Coinbase is bleeding customers so quickly that it has collapsed out of the top 10 global cryptocurrency exchanges, dropping from fourth to 14th in just eight months.
While many retail buyers, who make up 95% of Coinbase’s customer base, have fled crypto since the price of bitcoin collapsed 70% beginning in November, it does not explain the depth of Coinbase’s customer losses: it dropped from as much as 9% of global trading volume when crypto prices peaked that month, to just 2.9% at present, Mizuho analysts said in a July 13 research note.

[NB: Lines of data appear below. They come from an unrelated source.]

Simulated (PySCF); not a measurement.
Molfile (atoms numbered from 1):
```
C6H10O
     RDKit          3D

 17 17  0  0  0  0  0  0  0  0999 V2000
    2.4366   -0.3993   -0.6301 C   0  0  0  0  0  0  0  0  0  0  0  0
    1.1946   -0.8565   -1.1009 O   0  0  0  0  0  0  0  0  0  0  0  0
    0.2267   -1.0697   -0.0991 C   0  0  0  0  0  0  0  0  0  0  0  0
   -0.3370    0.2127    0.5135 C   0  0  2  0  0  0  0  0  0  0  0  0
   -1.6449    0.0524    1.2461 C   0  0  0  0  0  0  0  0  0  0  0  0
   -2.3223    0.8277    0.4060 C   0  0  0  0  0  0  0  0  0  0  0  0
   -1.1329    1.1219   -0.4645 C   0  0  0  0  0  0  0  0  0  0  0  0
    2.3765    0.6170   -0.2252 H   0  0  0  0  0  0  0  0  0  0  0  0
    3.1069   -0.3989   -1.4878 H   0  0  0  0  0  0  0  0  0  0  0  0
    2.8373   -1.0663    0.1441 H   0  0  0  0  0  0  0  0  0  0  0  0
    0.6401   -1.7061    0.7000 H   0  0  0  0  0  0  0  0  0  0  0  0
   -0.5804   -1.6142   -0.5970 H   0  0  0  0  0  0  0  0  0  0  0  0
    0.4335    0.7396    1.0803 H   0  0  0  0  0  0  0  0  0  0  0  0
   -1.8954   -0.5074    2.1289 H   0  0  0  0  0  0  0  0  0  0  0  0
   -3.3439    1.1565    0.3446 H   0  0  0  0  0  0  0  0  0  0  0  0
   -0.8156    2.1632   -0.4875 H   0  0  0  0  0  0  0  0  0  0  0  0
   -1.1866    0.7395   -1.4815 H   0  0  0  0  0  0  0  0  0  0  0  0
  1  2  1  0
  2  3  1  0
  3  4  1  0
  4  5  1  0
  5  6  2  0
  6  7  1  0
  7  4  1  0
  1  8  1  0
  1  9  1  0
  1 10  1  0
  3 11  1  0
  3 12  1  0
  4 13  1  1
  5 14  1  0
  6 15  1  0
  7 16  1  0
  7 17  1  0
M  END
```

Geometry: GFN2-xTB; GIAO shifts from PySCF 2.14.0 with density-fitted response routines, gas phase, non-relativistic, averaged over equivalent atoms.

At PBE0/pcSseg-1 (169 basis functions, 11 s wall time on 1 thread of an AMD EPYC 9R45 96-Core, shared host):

Mizuho analyst Dan Dolev warned that the crypto industry’s first Nasdaq-listed company is “suffering from a perfect storm of more competition in a declining market while take rates are perceived to be too high and unsustainable,” Bloomberg said.
In late June, Goldman Sachs hit Coinbase with a downgrade, rating it a “sell” and predicting “further degradation” of revenue will force steeper cost-cutting than the 18% layoffs it announced on June 14. Its share price is down 84%.
Read more: Goldman Deals Down-and-Out Crypto Another Blow, Dropping Coinbase to ‘Sell’
In May, Sam Bankman-Fried’s FTX exchange edged Coinbase out of its longtime spot as the No. 1 U.S. exchange by volume.
So what happened to Brian Armstrong’s high-flying exchange whose stock price has been used as a proxy for the broader cryptocurrency industry’s health?
Too Little
It’s too easy to blame Coinbase’s tumble on the broader crypto market’s price collapse and growing recession fears, which have combined to drive both institutional and retail clients out of riskier investments, including cryptocurrency.
For one thing, investor numbers were climbing substantially as recently as April, when PYMNTS’ 2022 U.S. Crypto Consumer study found that the number of Americans who had held crypto sometime in the past 12 months had grown from 41.5 million to 59.6 million.
One major difference is that it is a lot weaker than competitors when it comes to large institutional buyers who bring in far more revenue. Coinbase’s first-quarter earnings report showed these made up just 5% of its customer base.
Other newer competitors like Sam Bankman-Fried’s FTX exchange — which edged Coinbase out of its longtime spot as the No. 1 U.S. exchange by volume in May — have a far higher ratio. FTX’s average trade size in May was $2,000, roughly twice that of Coinbase, crypto market data firm Kaiko reported.
See more: Coinbase Tightens Head Count as Crypto Business Braces for More Fallout
Then there’s derivatives trading. On July 15, FTX’s 24-hour derivatives volume was about $7 billion, compared to its spot volume of about $2 billion — about $100 million more than Coinbase. The Coinbase Derivatives Exchange launched less than a month ago and its first product, retail-focused bitcoin nano futures (1% of a bitcoin) has seen little interest.
Coinbase’s new and much ballyhooed NFT marketplace has seen little interest either.
Too Much
Then there’s the matter of fees. Coinbase may be the best-known cryptocurrency exchange and have a user-friendly front end for new retail buyers, but it charges far more than FTX and other top U.S. exchanges. Coinbase charges about 1.5% for trades above $205 and $0.99 to $2.99 for trades below that level. FTX charges a straight 0.02% maker and 0.07% taker fee, while Coinbase charges makers 0.4% and takers 0.6% below $10,000.
The top global exchange, Binance, doesn’t serve the U.S. The relatively new Binance.US, which shares ownership, is far smaller but made a grab for retail customers recently, cutting its fee for many bitcoin trades to zero.
See more: Binance CEO, Lightning Rod for Controversy, Launches Bitcoin Price War
Coinbase has other problems among more experienced traders: It has a reputation for crashing during extremely active trading, which has been a problem for years.
Then there is the publicity cost of its public listing. For one thing, its volume, customer and profit numbers must be disclosed, while competitors’ are private. So when Coinbase’s revealed a $430 million net loss in Q1 versus an $840 million profit in the previous quarter, with trading volume down 44%, everybody knew it.
Read more: Coinbase May Be Unfazed By 80% Drop, but Investors Are Clearly Shaken
And, in May, it had to warn customers that in the event of a bankruptcy they would be unsecured creditors possibly facing losses on a 10-Q filing. While Armstrong said over and over that insolvency was nowhere in sight — it has $6 billion in cash — it still had to say the word “bankruptcy.” And that drew headlines.